You may recall that Basho, coming across an abandoned baby on one of his journeys, just passed it by without so much as give it a cuddle or spare it some of his meagre food. The important point here is that he was full of compassion on the baby. Therefore, it is wrong to blame Basho for lacking in the normal human sympathy or empathy. He was merely detached as a true haiku poet from what is going on in the world.
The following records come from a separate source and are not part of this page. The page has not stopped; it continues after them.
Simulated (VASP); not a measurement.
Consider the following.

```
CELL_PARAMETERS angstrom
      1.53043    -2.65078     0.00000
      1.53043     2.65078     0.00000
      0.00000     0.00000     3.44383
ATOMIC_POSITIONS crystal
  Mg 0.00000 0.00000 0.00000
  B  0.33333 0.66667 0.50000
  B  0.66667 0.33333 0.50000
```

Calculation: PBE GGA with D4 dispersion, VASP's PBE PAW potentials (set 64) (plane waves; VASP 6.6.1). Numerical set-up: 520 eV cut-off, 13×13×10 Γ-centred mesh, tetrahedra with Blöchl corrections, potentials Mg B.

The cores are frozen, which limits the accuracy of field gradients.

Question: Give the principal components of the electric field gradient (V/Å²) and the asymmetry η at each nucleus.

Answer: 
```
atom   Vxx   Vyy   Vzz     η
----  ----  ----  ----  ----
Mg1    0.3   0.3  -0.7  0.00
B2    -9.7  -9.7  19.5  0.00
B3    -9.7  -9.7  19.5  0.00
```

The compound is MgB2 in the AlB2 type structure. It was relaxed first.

This pauses a difficult question to a modern haiku poet outside Japan who has no Japanese sensibility or religious inkling. He or she might well ask what is the point of haiku if its author cannot be the very person who is the architect of a particular event or at least someone who is involved in it and writes haiku in that capacity. This in fact is a very good question the answer to which would determine the fundamental stance of a haiku writer in the 21st century and even beyond. It would also influence the familiar polemic over whether or not “self” should be allowed to enter a particular haiku poem. Detachment is different from the lack of self.
I suspect few outside Japan talk about the sense of detachment in haiku. You may well be told about it for the first time in this Editorial. It constitutes part of the essence that makes haiku what it is. The lack of appreciation of this important point may partly have caused the difficulty in understanding the so-called haiku spirit, which is “given” for most Japanese haijin.
I am not saying that every haiku poet should abide by old Japanese rules and conventions. What I am saying is that he or she should learn them first, making them their starting point and more crucially a guiding spirit in their long haiku journey, and proceed on to develop their skills and originality on the basis of them. Then, and only then, their haiku can acquire depth, relevance and universality, plus golden treasure, i.e. limitless possibility of creating new haiku.
Otherwise, they would remain superficial, un-haiku-like, irrelevant and dogmatic. If one tries to do the same by following rules and conventions of other countries than Japan one might as well call the resulting product something else than haiku, there being no point in calling it such. The highest one can hope to reach that way would only be the second best, and very rarely at that.
If and when one obtains the golden treasure mentioned above new rules and conventions would naturally follow the very best haiku poems as they gradually spread across wider haiku circle. What seem to have happened more often than not is the reverse, i.e. someone creates new rules and conventions for whatever reason and imposes them on others, regardless of the quality of haiku thus created. The New Year can be a good point to start something new. Why not start implementing the suggestion contained in this greeting?